Hint: The initial momentum of the rock before the blow is zero. Use the law of conservation of momentum. Assign a direction for the first and second piece of the rock and use the formula for the linear momentum.

Formula used:
The linear momentum of the particle of mass m and velocity v is,
\[P = mv\]

Complete step by step answer:
We assume the first piece of mass 1.0 kg moves in the direction of the x-axis and the second piece moves in the direction of the y-axis as they go off to right angles to each other. We know that, x-axis is represented by the unit vector \[\hat i\] and the y-axis is represented by the unit vector \[\hat j\].

We have the initial momentum of the rock is zero. According to the conservation of momentum, we can write,
\[0 = {\vec P_1} + {\vec P_2} + {\vec P_3}\]
\[ \Rightarrow \left| {{{\vec P}_3}} \right| = \left| {{{\vec P}_1}} \right| + \left| {{{\vec P}_2}} \right|\]

Here, \[{P_1}\] is the momentum of the first piece, \[{P_2}\] is the momentum of the second piece and \[{P_3}\] is the momentum of the third piece.

In the above equation, we have taken the magnitude of the momentum because we don’t know the direction of the third particle after the blow.

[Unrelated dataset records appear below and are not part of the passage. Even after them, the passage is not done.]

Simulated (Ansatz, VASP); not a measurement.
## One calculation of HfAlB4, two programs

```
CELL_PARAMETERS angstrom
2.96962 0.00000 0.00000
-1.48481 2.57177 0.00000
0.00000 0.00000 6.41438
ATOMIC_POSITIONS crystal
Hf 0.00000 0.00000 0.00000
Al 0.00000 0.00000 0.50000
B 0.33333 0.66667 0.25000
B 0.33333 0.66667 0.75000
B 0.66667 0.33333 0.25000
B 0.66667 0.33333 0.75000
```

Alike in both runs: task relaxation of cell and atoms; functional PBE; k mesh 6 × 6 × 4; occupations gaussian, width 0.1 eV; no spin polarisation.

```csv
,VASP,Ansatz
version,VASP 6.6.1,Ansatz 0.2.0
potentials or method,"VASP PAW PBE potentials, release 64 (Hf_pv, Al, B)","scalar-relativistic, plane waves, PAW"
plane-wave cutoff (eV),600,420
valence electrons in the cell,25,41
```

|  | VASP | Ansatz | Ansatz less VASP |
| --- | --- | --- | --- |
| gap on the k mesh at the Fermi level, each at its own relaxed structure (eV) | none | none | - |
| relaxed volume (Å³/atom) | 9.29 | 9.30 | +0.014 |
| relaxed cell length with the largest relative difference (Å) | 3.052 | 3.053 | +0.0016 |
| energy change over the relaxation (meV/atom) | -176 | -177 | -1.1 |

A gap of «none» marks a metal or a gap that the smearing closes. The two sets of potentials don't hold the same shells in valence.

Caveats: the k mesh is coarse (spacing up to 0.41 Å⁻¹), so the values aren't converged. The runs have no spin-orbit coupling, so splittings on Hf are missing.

We know that the momentum of the body is the product of its mass and velocity. Therefore, we can write the above equation,
\[{m_3}{\vec v_3} = {m_1}{v_1}\hat i + {m_2}{v_2}\hat j\]


We substitute 40 m/s for \[{v_3}\], 1.0 kg for \[{m_1}\], 0.2 kg for \[{m_2}\], 12 m/s for \[{v_1}\], and 8 m/s for \[{v_2}\] in the above equation.
\[{m_3}\left( {40} \right) = \left( 1 \right)\left( {12} \right)\hat i + \left( {0.2} \right)\left( 8 \right)\hat j\]
\[ \Rightarrow 40{m_3} = 12\hat i + 1.6\hat j\]
\[ \Rightarrow 40{m_3} = \sqrt {{{12}^2} + {{1.6}^2}} \]
\[ \Rightarrow {m_3} = 0.30\,kg\]

Therefore, the mass of the third piece is 0.30 kg.

Note:
If the direction of bodies after the collision is not linear, students should never ignore the direction of the bodies. While solving these types of questions, one should assign a proper direction for each particle. In the above solution, we have ignored the direction of the third piece as we want to determine its mass and not the velocity.